Inflation now sits at 73% in Turkey
Food and energy costs skyrocket
Turkey continues to have an agreesive inflation as May saw inflation reach levels of 72.5% YOY. This is the highest figure Turkey has seen in 23 years with President Recep Tayyip Erdogan’s unorthodox monetary policy strategy continuing to be in the way.
Food prices in Turkey rose a ridiculous 91.6% YOY after Turkey has enjoyed such solid growth for the years prior. The plummeting of the Turkish currency is in part to Erdogan never wanting to raise rates in an attempt to cool inflation.
Erdogran has instructed central banks in the country to slash borrowing rates throughout all of last year. This is during the time in which inflation saw its most gains. Heads of the Central Bank expression opposition and were then fired. Four different governors had been in charge by the spring of 2021.
A new economic model has been promised that would bring a boom in export wealth. The longtime trade deficit of Turkey has been on the chopping block but nothing has yet happened. Energy imports are needing to be paid in dollars and is now adding massive amounts of pressure on the economy.
“The laser focus on heterodox measures over conventional monetary policy will unlikely solve the inflation challenge and we anticipate levels breaching 80% y/y in Q3-22.
Turkey’s inflation will stay north of 70% y/y until November owing to a confluence of elevated commodity prices, rising domestic production costs and a precipitously depreciating lira.”
Ehsan Khoman, director of emerging markets research for Europe, the Middle East and Africa at MUFG Bank, said.

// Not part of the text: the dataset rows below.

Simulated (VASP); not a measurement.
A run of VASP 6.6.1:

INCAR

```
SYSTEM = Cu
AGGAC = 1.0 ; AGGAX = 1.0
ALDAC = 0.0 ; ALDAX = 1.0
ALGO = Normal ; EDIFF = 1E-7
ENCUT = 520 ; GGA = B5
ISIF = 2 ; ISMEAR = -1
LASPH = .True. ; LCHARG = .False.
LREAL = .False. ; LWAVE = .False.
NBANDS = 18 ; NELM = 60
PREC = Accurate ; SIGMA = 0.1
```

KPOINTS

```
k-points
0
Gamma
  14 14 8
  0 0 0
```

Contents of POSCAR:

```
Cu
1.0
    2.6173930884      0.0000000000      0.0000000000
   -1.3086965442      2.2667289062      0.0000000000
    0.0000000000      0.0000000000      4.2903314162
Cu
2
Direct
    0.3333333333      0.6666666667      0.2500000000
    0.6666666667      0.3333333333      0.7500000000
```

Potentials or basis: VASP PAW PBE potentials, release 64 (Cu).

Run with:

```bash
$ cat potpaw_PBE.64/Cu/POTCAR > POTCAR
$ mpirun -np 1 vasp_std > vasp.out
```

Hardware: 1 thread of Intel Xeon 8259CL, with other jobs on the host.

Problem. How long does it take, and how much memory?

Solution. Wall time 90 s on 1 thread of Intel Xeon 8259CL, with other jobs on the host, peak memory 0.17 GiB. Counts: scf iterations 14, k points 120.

Economic analysts expect the trajectory for Turkey’s inflation will only get worse.
“Turkey back in the inflation age of the 1990s. Looks as if Erdogan has lost his last econ credibility. Erdogan’s unorthodox strategy for managing the country’s $790bn econ continued to backfire.”
Holger Zschapitz, finance editor at German daily Die Welt, wrote.
The 73.5% figure for Turkey’s consumer price index is up from 70% the month before.